Below is not an exhaustive list, but rather a starting point. If you’re an instructor who has used or continues to use these phrases, I’ve provided some examples of what to say instead to get your intended point across. If you’re a fitness class participant, I’ve also included some tips on how you can reframe these messages into something more positive, if you happen to hear one in class. And if you’re seeing these messages on social media, simply recognizing these sayings can be helpful to prevent the spread of this language and work toward a more inclusive and welcoming fitness environment. We all can continue to do better.
Note: While not on this list, anything that is racist, sexist, homophobic, harmful, hateful, deragatory, fat-phobic, or offensive to any person or group of people has NO place anywhere. Full stop. Just no.
1. “No pain, no gain.”
This is an oldie, not-so-goodie that has been passed down from generations of not only fitness instructors, but also from high school and college sports coaches.
The intention might be there, but this verbal relic misses the mark. Yes, gaining strength, endurance, mobility, speed, skill, mental toughness, or the like does inherently include growth. And this growth can be challenging, and may not always feel great. But, “pain” beyond the expected burning muscles, soreness, breathlessness, and other short-term, achy feelings that accompany exertion may mean that you’ve pushed too far. And that can lead to injury, or make you dread your workout all together, because who wants to feel that all the time?

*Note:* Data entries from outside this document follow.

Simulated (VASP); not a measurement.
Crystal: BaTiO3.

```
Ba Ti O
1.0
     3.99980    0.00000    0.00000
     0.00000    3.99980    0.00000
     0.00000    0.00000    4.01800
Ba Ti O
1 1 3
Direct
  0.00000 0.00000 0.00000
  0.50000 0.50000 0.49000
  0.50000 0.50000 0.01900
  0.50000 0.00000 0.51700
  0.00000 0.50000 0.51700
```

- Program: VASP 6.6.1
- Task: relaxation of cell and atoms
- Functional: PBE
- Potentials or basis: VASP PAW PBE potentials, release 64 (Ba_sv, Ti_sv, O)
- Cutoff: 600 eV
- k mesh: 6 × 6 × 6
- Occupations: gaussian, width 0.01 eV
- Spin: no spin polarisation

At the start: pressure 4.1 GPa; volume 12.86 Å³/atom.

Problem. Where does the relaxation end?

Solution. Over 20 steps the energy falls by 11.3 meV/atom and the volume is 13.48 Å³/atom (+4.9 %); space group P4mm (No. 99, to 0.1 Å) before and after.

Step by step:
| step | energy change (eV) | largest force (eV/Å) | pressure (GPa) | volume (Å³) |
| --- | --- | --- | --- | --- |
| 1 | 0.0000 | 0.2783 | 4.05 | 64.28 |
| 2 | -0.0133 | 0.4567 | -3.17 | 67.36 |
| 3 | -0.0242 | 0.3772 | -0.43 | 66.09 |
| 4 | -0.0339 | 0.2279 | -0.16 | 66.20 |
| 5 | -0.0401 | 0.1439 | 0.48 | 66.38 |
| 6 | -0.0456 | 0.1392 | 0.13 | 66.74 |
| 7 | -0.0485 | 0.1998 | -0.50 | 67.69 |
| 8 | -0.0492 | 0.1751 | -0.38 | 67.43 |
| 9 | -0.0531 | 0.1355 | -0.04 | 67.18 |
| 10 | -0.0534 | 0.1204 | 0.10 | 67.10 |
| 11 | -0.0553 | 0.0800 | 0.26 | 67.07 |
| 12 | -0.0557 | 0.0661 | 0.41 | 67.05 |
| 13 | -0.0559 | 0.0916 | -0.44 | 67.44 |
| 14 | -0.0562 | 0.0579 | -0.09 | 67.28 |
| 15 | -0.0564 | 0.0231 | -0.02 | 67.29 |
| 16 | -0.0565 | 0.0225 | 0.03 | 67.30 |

What to say instead: This is your chance to educate your participants on what they might be feeling and what they should not. Give examples of what is “normal” (“During those walking lunges, your quads might be burning or you might feel an achy soreness tomorrow.”) and what’s not (“You shouldn’t feel sharp pain in your knee.”) Being specific teaches people the signals to look for in their bodies.
If you hear this: Recognize that some discomfort is expected, especially when trying a new type of movement. However, sharp pain, persistent pain, any popping, tingling, numbness, inability to catch your breath, or anything that doesn’t feel right is a sign to stop, rest, take some time off and also to see a professional. No “gain” will come from continuing movement with a pain that is injurious. So when you hear this phrase, try to tell yourself that discomfort can accompany growth, but over-extending beyond your body’s limitations might lead to setbacks and injuries.
2. “You can do anything for 30 seconds.”
First of all, this is hyperbole. In the case of fitness/yoga/movement, it might be true in some circumstances, but could be detrimental in others—say, by continuing on with a move well after your form has declined. I think we can agree that completing something with problematic form is not worth the risk: an injury waiting to happen.